Suppose we flip a coin which has probability 0.7 to be head again and again and two people choose two different sequences of length 3 (e.g., THH). The people whose sequence appears first wins. If you are allowed to choose first, which sequence will you choose?

I discussed about the following interesting probability problem in my post Which One is the Best Strategy? before. I mentioned that there are better ways to solve this problem. I will talk about these methods here.

In this problem, we have to calculate the probabilities for two given sequences to come out first. There are at least two ways to do this. The first way is to use Markov Chain, which is simple and direct. As long as we can write down the transition matrix, we can calculate the limiting probabilities in various ways. Since this process is similar to Example ??, I will just skip it here. The other way is by introducing a new random variable \(M = min\{X_1 , X_2 \}\), where \(X_1\) and \(X_2\) are the steps needed for the two patterns to first come out. Conditioning on the event \(E_1 \equiv \text{pattern 1 comes out first}\), we get an equation involves \(P_1 \equiv P (E_1 )\), \(E(M )\) and the expected time for some patterns (pattern 1, pattern 2 and probably some new patterns) to occur. Similarly, conditioning on the event \(E_2 \equiv \text{pattern 2 comes out first}\), we get an equation involves \(P_2 \equiv P (E_2 )\), \(E(M )\) and the expected time of some patterns (pattern 1, pattern 2 and probably some new patterns) to occur. In addition, we have the constraint \(P_1 + P_2 = 1\). I have already talked about how to calculate the expected time for a sequence to occur in the post How Long Does It Take to Observe a Sequence?, so what we have to do is just to solve a group of linear equations.

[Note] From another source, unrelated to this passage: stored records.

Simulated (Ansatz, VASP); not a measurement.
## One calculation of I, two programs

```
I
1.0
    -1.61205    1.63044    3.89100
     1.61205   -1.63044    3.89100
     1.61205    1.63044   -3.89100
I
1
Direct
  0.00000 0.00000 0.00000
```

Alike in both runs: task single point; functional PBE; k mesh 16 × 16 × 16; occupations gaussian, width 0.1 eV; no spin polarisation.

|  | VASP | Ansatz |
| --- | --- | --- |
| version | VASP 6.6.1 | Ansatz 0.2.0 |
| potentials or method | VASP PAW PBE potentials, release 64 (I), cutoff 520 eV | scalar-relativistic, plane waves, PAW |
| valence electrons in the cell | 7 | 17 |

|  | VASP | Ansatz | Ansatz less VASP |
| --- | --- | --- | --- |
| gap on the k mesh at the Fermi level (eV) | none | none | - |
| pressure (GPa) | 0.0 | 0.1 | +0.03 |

Before doing any calculation, I guess many people will choose pattern "HHH". However, this pattern is beaten by "THH". There's an easy way to show this. Suppose we first observe sequence HHH at step \(n(>3)\), then the outcome must be "T" at step \(n − 3\), which means that we have observed "THH" at step \(n − 1\). So for "HHH" to win against "THH", it must appear at step 3. So the probability for "HHH" to beat "THH" is \(0.7^3 = 0.343 < 0.5\), i.e. "HHH" is not as good as "THH". This method is very neat, but unfortunately it does not work for all pairs of patterns. To compare other pairs of patterns, we can use function "PatternFirstComeOurProbability" in the code of the post How Long Does It Take to Observe a Sequence?.

PatternFirstComeOutProbability[{ {1, 1, 1}, {0, 1, 1} }, {1, 0}, {7/10, 3/10}]
{219/49, 343/1000, 657/1000}

From the above result we can see that the chance for pattern "HHH" to beat pattern "THH" is \(343/1000 = 0.343 < 0.5\) which matches the results I got before.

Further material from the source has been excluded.